Types of Creative Commons Licenses
Creative Commons licenses consist of four major condition modules: Attribution (BY), requiring attribution to the original author; Share Alike (SA), allowing derivative works under the same or a similar license (later or jurisdiction version); Non-Commercial (NC), requiring the work is not used for commercial purposes; and No Derivative Works (ND), allowing only the original work, without derivatives. These modules are combined to currently form six major licenses of the Creative Commons:
- Attribution (CC BY)
- Attribution Share Alike (CC BY-SA)
- Attribution No Derivatives (CC BY-ND)
- Attribution Non-Commercial (CC BY-NC)
- Attribution Non-Commercial Share Alike (CC BY-NC-SA)
- Attribution Non-Commercial No Derivatives (CC BY-NC-ND)
As of the current versions, all Creative Commons licenses allow the "core right" to redistribute a work for non-commercial purposes without modification. The NC and ND options will make a work non-free according to the Definition of Free Cultural Works.

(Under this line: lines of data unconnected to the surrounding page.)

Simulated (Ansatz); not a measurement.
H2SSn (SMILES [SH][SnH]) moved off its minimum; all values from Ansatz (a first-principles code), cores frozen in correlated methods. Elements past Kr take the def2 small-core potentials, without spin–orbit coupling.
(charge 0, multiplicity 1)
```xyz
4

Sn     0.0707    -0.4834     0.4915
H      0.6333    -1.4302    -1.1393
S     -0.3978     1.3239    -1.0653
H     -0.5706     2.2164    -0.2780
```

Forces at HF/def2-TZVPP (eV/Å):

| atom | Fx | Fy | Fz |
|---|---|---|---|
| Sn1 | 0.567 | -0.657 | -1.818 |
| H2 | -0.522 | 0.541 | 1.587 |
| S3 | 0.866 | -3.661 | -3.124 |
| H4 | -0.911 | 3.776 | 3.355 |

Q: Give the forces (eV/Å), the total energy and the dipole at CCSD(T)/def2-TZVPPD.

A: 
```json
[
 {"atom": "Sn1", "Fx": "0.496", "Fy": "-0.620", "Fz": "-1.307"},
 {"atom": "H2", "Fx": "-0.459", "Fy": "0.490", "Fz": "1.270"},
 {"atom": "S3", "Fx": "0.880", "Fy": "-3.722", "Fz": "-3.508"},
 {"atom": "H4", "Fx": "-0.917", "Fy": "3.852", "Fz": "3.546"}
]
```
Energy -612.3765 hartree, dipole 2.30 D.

An additional special license-like contract is the CC0 option, or "No Rights Reserved." This license dedicates a work to the public domain (or an equivalent status in jurisdictions where a dedication to public domain is not possible). Compared with a "public domain" statement added to the work, a CC0 statement is less ambiguous and achieves the desired effect on a global scale, rather than limited to some jurisdictions.
For software, Creative Commons endorses three free licenses created by other institutions: the BSD License, the CC GNU LGPL license, and the CC GNU GPL.